Throughout Mexico there are a variety of football stadiums both new and old and all with many different stories to tell. But if one makes the trip to the town of Toluca in the state of Estado de Mexico you will have the opportunity to visit one of the oldest stadiums in the country.
What makes the location of the stadium more special is that it is not located in the outskirts but in the town surrounded by many houses and businesses making it very similar to stadiums in England for example. This also adds to the atmosphere on matchdays and gives the games a very unique and special feeling. Many players also live near the stadium and when Toluca are playing at home the food outside of the stadium is some of the best one will taste in the whole country.
La Bombonera or Estadio Nemesio Diez is home to one of Mexican football’s top three football clubs – Deportivo Toluca. It has a capacity of 27,000 and was opened in 1954. But it’s origins can be traced back to 1917 where the now location of the stadium was just a field. Toluca back then was a very different town and areas now where the stadium is located and beyond were empty fields with some roads and houses.
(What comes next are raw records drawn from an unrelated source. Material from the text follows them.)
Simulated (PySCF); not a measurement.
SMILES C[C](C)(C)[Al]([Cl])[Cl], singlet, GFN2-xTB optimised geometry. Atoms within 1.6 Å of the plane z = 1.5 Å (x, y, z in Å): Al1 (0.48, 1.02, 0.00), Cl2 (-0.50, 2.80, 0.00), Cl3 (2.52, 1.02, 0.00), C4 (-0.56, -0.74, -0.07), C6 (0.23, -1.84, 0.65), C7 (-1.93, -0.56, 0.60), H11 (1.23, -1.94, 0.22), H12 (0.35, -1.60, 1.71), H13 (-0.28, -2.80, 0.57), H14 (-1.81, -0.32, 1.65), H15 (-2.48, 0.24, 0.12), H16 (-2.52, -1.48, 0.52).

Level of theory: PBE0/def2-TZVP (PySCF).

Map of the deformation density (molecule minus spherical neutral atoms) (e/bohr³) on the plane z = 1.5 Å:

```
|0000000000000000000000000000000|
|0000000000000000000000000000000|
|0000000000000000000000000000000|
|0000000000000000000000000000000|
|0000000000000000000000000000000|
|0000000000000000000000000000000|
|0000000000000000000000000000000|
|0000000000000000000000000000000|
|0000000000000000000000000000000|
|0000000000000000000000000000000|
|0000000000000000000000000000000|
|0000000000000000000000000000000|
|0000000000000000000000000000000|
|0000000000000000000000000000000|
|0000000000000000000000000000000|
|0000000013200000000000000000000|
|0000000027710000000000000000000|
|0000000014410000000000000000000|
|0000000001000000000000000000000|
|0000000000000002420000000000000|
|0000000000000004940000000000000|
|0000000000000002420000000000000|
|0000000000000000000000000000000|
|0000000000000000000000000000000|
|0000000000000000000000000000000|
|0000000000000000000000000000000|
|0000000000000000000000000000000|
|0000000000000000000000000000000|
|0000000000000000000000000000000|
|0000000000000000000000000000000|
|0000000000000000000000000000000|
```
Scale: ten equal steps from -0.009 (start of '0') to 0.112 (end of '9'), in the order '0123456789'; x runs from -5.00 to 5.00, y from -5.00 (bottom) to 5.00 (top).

The club at first played it’s games on what is now known as Paseo Colon, one of the most beautiful roads in Mexico, in which they had a small field and some wooden benches. Then in 1919 the club bought the land of the ‘Dam Gachupines’ which is located in the current roads known as Vasco de Quiroga, Western Hidalgo Avenue, Aurelio Venegas and Buenaventura Merlin. Later, some games were played on the “Tivoli” field that was located near the Rio Verdiguel, three blocks from where the stadium is now.
During this time the team was playing in the second division and whilst buying new players there were some small disputes as to whether they should play their home games at the “Tivoli” Field or at the “Country” Field. The Country Field is located where the stadium is now – between the streets of Aurelio Venegas, Morelos Poniente, Felipe Villanueva and Constituents. In the second year of being in the second division some games were played at the “Patria” Field whilst platforms were being fitted and the placement of the fences began.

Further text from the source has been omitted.